Jeddi Sea Org

One of my clients recently asked me if I could 'just simply add some column headings to the CSV'.

They were referring to a CSV file produced by the INTO OUTFILE feature of MySQL, and I naively wandered off to find the option to enabled that handy feature.

Alas, no option. No feature. No enabling. No headings. It turns out that lots of people (well, for small values of lots) ask how to do this periodically ... and the answer is seldom 'here, use this code'.

So ... here, use this code.

First, the caveats.

Obviously this is an 'as is' lump of code. If you can't understand what it's doing and the many, many ways that it may go horribly wrong, you probably shouldn't use it. This isn't stackoverflow.

Your SQL script needs to be stored in a file, and must meet these requirements:

The SELECT and FROM must be on their own lines
Every element you're selecting must be on its own line
Every element you're selecting must have the AS sensible_name construct (the sensible_name is the csv heading)

And here's the code fragment.

#!/bin/bash
#
# 2013-05
# jedd

# Determine the first line of a CSV file based on the MySQL
# fragment that will produce the csv data.
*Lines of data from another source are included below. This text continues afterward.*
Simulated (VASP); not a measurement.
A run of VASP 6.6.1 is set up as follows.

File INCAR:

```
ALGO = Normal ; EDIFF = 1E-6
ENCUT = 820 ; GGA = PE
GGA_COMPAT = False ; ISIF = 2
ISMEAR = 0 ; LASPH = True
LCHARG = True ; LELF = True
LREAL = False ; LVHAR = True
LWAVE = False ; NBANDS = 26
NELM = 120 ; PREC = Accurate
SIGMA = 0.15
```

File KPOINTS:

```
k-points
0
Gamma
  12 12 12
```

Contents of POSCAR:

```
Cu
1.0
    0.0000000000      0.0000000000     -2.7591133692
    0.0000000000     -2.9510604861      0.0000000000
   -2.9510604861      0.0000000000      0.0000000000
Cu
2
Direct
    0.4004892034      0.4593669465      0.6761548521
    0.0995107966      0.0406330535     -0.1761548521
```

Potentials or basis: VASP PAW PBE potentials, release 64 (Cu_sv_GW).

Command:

# Requirements for the MySQL script file:
#  *  SELECT and FROM are on their own lines (optional leading whitespace)
#  *  every element being selected is on its own line
#  *  every element being selected has an AS var_name

# Example:
#
# SELECT
#   table1.alpha  AS   alpha,
#   table2.bravo  AS   bravo,
#   ...
# FROM
#   ...

# TODO
#  * sanely cope with columns lacking an AS 

# ----------------------------------------------------------------------------
# We want a single parameter - the SQL file to analyse
if [ $# -ne 1 ]; then
  echo "Wrong number of parameters."
  echo "Usage: `basename ${0}` SQLFILE.sql > firstlineofcsv"
  echo "Exiting."
  exit
fi

SQLFILE=$1

# Find SELECT and FROM lines then add / minus from each to
# determine line number range of all the elements being selected.
SELECTLINENUMBER=`grep -n "^ *SELECT" ${SQLFILE} | cut -f1 -d:`
FROMLINENUMBER=`grep -n "^ *FROM" ${SQLFILE} | cut -f1 -d:`
RANGESTART=`expr ${SELECTLINENUMBER} + 1`
RANGEEND=`expr ${FROMLINENUMBER} - 1`

# Filter the bejesus out of this file ...
sed  -n ${RANGESTART},${RANGEEND}p  ${SQLFILE}     | \
grep -v "^ *--"                                    | \
grep -v  "^$"                                      | \
grep -v  "^ *$"                                    | \
grep "AS"                                          | \
awk -F"AS" '{print $2}'                            | \
awk -F","  '{print $1}'                            | \
tr -d ' '                                          | \
sed "s/^/\"/"                                      | \
sed "s/$/\"/"                                      | \
tr '\n' ','                                        | \
sed "s/,$/\n/"

# Explanation - first sed, 'p' means print output, then we ignore all 
# comment line, then empty and solely whitespace lines.  Then we filter
# in only lines with 'AS', identifying the portion after the AS, stripping
# the trailing ,, then stripping whitespace left and right, then putting a
# quote at the start, and end, of each field, then turning each newline
# into a comma, ditching the ultimate comma, and adding a newline.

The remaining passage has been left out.